The rise in value of stocks, however, surely invalidates one of Lampman's speculations, to this effect: "Our finding that the share of wealth held by the top 2 per cent of families fell from about 33 to 29 per cent from 1922 to 1953, or about one-eighth, would seem compatible with . . . the general belief that there has been some lessening of economic inequality in the United States in recent decades."16 The more recent rise in stock prices and in corporation earnings shatters even that slight concession.
Professor A. A. Berle, Jr., has rushed forward to hail the Lampman showing that the upper 1 per cent saw its participation reduced from 32 per cent of all wealth in 1922 to 25 per cent in 1953; but his celebration was premature and he did not fully report Lampman, who indicated that the participation had been reduced from 1922 to 1949 but thereafter was again increasing.17
The Lampman findings were extended to 1958 in an extremely sophisticated statistical critique presented in 1965 to the American Statistical Association by James D. Smith and Staunton K. Calvert of the Statistics Division of the Internal Revenue Service.18
After reviewing Lampman, revising him in a minor particular, Smith and Calvert conclude that "top wealth-holders owned 27.4 percent of gross and 28.3 percent of net prime wealth in 1953, but increased their share to 30.2 and 32.0 percent respectively by 1958. These data support Lampman's conclusion that the share of top wealth-holders has been increasing since 1949." Prime wealth, as they explain, is total wealth less the value of assets in trust funds and pension reserves.

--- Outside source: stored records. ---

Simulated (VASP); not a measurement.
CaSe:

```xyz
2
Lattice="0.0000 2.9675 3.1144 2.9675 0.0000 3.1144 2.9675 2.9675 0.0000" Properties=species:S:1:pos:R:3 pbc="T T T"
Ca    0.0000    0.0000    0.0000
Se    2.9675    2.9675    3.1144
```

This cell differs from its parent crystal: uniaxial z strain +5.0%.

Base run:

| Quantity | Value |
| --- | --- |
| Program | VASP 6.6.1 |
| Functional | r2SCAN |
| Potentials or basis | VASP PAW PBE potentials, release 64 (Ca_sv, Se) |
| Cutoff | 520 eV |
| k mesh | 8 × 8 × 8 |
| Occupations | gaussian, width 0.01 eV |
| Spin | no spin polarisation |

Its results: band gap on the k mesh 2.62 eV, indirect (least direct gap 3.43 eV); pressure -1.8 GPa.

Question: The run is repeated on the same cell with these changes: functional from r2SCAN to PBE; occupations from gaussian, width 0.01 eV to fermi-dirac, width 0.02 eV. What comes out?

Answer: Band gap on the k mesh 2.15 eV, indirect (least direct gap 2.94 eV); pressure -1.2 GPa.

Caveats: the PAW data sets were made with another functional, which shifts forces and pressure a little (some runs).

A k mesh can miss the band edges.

This is where the question rests on the basis of the most recent data supplied by leading authorities in the field: Concentration of wealth in a few hands is intensifying.
Actually, in view of market valuations, the share of top wealth-holders at this writing is easily the greatest in history. It is my hypothesis that the share of the top 1/2 of 1 per cent now exceeds the 32.4 per cent of this group for 1929. Later studies should show that the proportions for all groups of top wealth-holders studied by Lampman have been significantly exceeded. So much for Lampman although there is much else in his razor'-sharp book that merits attention.19
The University of Michigan Study
Although showing some minor variations, the continuing University of Michigan survey dovetails with the Lampman study and fully supports it.
First, it was found that 3 per cent of spending units in 1953 had $60,000 or more total assets; this compares with 2.3 per cent of individuals in the Lampman study. A "spending unit" consisted of any one or more persons established as a household.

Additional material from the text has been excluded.